Monitoring Response Times using Nginx, Telegraf and InfluxDB

Vahid Mostofi
6 min readJan 23, 2021
Photo by Sandra Tan on Unsplash

In these posts, I talk about the steps I took in order to monitor some aspects of a microservice application deployed on Kubernetes cluster. I’m aggregating data about 1.the number and server-side response time for each endpoint. 2. The allocated resource to each microservice at each moment and 3. resource utilization (only CPU for now) of each microservice. This first part only focuses on storing and retrieving information about the incoming requests.

What I did is highly inspired by this.

Telegraf and InfluxDB

InfluxDB is a time-series database. As the website mentions, Telegraf is the open-source server agent to help you collect metrics from your stacks, sensors and systems. Telegraf’s role is to make our lives much easier by providing different plugins which make gathering data from different resources and reporting them to different targets extremely easy. I suggest you take a look at Telegraf’s inputs and outputs lists. There are also other modules like parsers, aggregators.

Aggregating Request Count and Response times

In one paragraph, we use Nginx as a gateway in front of our server and use its logging system to report information about each request to a Syslog server. These logs are parsed in a simple Go code and then reported to Telegraf. Telegraf group the information in different batches and send them to InfluxDB. The InfluxDB in this post could be easily replaced by any other output in the long list of Telegraf’s outputs.
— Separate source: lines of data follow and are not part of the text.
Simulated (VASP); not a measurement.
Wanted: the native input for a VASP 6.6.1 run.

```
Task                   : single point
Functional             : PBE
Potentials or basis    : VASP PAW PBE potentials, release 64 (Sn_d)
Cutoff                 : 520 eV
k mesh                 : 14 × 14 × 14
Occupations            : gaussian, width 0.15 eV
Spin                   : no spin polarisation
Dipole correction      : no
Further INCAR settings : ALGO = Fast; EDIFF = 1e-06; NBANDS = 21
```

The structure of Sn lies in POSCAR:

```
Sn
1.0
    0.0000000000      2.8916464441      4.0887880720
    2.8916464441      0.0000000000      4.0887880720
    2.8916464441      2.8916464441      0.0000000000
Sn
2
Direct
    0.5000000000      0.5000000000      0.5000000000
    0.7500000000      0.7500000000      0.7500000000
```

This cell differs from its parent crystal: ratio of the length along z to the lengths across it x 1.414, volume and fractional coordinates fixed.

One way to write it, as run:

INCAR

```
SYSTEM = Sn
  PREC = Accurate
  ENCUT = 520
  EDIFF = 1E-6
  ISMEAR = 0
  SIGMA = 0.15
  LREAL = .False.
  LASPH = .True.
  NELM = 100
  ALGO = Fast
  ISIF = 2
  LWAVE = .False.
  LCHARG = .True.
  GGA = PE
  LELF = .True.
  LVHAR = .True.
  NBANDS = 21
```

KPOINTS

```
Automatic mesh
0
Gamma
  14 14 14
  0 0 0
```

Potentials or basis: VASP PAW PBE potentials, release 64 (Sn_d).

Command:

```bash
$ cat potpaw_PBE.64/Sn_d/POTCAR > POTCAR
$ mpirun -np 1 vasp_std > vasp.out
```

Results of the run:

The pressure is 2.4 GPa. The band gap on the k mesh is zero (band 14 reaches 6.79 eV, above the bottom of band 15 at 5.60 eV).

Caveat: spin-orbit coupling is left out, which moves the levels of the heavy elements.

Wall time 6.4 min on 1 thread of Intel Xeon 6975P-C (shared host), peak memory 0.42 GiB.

The role of each player in the system.

There are 4 main steps:

  1. Reporting data using Nginx
  2. Preparing data for Telegraf
  3. Gather data with Telegraf and sending them to InfluxDB
  4. Write the query to get what we need from InfluxDB

Step 1: Nginx Logs the data

Many systems are already using nginx in front of their systems, so I thought it should be the best system to go for. Independent of what is happening in nginx config file, by adding these two lines we achieve our goal:

source here

In the first line, log_format is defining a new structure for the log named influxdb. Any word which doesn’t start with $ would go to the log unchanged and the ones with $ would be replaced by Nginx. How fancy this part is, would be your call, you can add as much information as you want but make sure to keep follow a few rules (this and that). Also another factor to consider is the structure of logs. As mentioned before these logs would be gathered using Telegraf and would be reported to the InfluxDB. So we are using the InfluxDB line protocol. In this format you specify tags and fields for InfluxDB.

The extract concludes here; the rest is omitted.